Corporate Video

How to Brief a Corporate Video Project Properly

Most disappointing video projects have one thing in common: a weak brief. Not a poor production team or limited budget — a weak brief. A brief that doesn't articulate what success looks like, or who success is for, or why the video exists in the first place.

Corporate Video
9 min read

Weak briefs are common because most organisations don't have a framework for what a video brief should contain. They know what they want — "a video for our website" — but not what they need to articulate for a production partner to deliver it.

A good brief isn't a script. It's not a mood board. It's not a list of nice-to-haves. A good brief does one thing well: it creates clarity about what the video is trying to achieve, who it's trying to achieve it for, and what success looks like.

Here's how to write a brief that actually works.

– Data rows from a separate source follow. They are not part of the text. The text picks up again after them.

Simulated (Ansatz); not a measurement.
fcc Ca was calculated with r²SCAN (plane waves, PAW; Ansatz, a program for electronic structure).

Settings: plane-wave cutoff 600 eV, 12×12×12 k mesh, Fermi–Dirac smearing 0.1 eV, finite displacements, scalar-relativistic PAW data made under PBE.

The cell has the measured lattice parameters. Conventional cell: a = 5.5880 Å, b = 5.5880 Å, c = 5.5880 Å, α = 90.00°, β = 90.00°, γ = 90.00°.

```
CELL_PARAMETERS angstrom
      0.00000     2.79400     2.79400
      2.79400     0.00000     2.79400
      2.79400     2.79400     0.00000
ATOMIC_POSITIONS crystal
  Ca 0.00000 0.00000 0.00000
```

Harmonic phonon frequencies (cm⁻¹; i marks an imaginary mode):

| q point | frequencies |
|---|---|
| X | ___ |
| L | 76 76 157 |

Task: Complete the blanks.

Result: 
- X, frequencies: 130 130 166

1. Start with a single, clear business objective

What is this video trying to accomplish? Not "raise awareness" or "tell our story" — those are too broad. What is the specific business outcome?

Better objectives:

  • Increase qualified leads from the website
  • Improve employee retention by clarifying company values
  • Accelerate time-to-decision in the sales cycle
  • Improve student recruitment conversion rate
  • Reduce support ticket volume by 20%

The objective determines everything else: tone, length, audience, distribution, messaging. Without it, you're guessing.

2. Define your audience explicitly

Not "business decision makers". Not "millennials". Specific.

Better audience definitions:

  • CFOs in manufacturing companies with 50-500 employees who've already seen a demo of our product
  • First-year university students considering a change of course
  • IT managers at enterprises currently running legacy systems
  • Prospective students from outside the UK who've submitted an enquiry form

A specific audience definition tells a production team how to pitch the message. The tone, pacing, vernacular, concerns, and perceived barriers are all different for different audiences.

3. Articulate what success actually looks like

This is usually the missing piece from briefs. "The video should be engaging" is not a definition of success. Engaging to whom, and in service of what?

Better success definitions:

  • 50% of viewers watch to at least 80% completion
  • 20% of viewers click through to the next step in the conversion funnel
  • The video is watched more than 10,000 times in the first three months
  • 80% of viewers report (in post-viewing survey) that they understand the key product benefit

These are measurable. They create accountability. They tell a production team what to optimise for.

4. Articulate the constraints

Budget. Timeline. Distribution channels. Technical requirements. Where will this video live? How will it be promoted? What's the deadline for delivery?

Constraints actually help production teams make better decisions. They tell you what choices are available. Without them, you get back something that looks beautiful but doesn't fit into the channel you wanted to use it in.

5. Articulate the message

This is where you articulate the key points that need to land. Not word-for-word scripting — that's the production partner's job. But what are the 3-5 key messages that need to come across?

Example:

  • Our product solves a problem your current system can't solve
  • Implementation doesn't require expensive retraining
  • You're not alone — similar companies have made this transition

This gives production teams something to work against. It sets the boundaries of what the video is trying to do.

6. Tell them what you've already communicated to this audience (and failed)

This is the contextual piece most briefs miss. If you've already tried to reach this audience with a white paper or a webinar and they didn't respond, that's important information. It tells a production partner what messaging angles haven't worked.

Sometimes the issue isn't the medium — it's that this audience is already resistant or unconvinced. Video might not solve that. Understanding that is crucial.

7. Include inspiration and reference points

Not as a style guide — as a reference for the feeling you're trying to achieve. "Like that TED talk about" or "similar pacing to this YouTube video". This gives production partners a sense of direction without over-scripting the creative execution.

8. Be clear about the approval process

Who makes final decisions? How many rounds of revisions are included in the budget? What's the feedback process? Do you have approval rights over script, footage, audio, etc?

Being clear about process upfront prevents frustration and scope creep later.

What a good brief gives you

A brief that includes these elements does one thing well: it creates enough clarity and constraint that a good production partner can make excellent creative decisions within those boundaries. It removes guesswork. It focuses effort.

It also sets you up to measure whether the final video actually worked.

The brief is where the real strategic work happens. The production is just the execution of a strategy that should already be clear.